0

I am trying to write a script which read a list o domains from a file and check if a domain is a WordPress site.

I got some errors when I am trying to use the mechanize library about form controls, and after searching the web I was not able to locate any similar solution.

The used code if as follow:

br = mechanize.Browser()
br.set_handle_robots(False)
br.addheaders = [("User-agent","Mozilla/5.0 (X11; U; Linux i686; en-US; rv:1.9.2.13) Gecko/20101206 Ubuntu/10.10 (maverick) Firefox/3.6.13")] 
base_url = br.open("http://www.isitwp.com/")
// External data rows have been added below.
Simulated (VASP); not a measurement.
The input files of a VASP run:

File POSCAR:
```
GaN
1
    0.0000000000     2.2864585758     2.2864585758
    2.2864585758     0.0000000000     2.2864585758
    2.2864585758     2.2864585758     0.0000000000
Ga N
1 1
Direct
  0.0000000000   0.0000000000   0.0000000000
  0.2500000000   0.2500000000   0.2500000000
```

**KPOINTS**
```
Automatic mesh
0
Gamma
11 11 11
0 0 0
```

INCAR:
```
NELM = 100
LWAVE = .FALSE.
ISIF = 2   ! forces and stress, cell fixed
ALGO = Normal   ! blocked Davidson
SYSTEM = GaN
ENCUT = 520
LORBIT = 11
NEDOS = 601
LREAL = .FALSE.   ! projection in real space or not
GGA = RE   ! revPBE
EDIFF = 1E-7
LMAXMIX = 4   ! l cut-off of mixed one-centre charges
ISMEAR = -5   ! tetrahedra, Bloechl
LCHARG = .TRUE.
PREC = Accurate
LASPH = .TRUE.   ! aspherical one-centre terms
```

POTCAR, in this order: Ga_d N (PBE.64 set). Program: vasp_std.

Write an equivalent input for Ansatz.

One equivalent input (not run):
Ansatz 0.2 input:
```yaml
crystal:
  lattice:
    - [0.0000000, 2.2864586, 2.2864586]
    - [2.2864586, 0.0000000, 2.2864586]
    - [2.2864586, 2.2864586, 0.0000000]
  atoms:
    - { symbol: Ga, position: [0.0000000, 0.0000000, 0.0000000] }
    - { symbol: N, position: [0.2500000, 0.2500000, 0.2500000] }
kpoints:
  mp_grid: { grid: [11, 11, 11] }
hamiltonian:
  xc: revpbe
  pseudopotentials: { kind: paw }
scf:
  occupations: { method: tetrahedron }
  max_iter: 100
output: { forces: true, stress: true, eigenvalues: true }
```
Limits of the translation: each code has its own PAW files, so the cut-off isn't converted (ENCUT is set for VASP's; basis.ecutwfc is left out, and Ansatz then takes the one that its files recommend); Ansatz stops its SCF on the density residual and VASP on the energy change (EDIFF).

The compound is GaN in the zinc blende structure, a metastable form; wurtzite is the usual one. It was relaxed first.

with open('domains') as f:
    for line in f:
        rowdict['website'] = str(line)
        br.select_form(nr=0)
        br['q'] = str(line)
        isitwp_response = br.submit()
        isitwp_response = isitwp_response.read()
        if "Good news everyone" in a:
            rowdict['iswordpresswebsite'] = "yes"
        else:
            rowdict['iswordpresswebsite'] = "no"

The errors are as follow:

File "./wp_checker.py", line 26, in <module>
br['q'] = str(line)

File "/usr/local/lib/python2.7/dist-packages/mechanize/_mechanize.py", line 796, in __setitem__
self.form[name] = val

File "/usr/local/lib/python2.7/dist-packages/mechanize/_form_controls.py", line 1956, in __setitem__
control = self.find_control(name)

File "/usr/local/lib/python2.7/dist-packages/mechanize/_form_controls.py", line 2348, in find_control
return self._find_control(name, type, kind, id, label, predicate, nr)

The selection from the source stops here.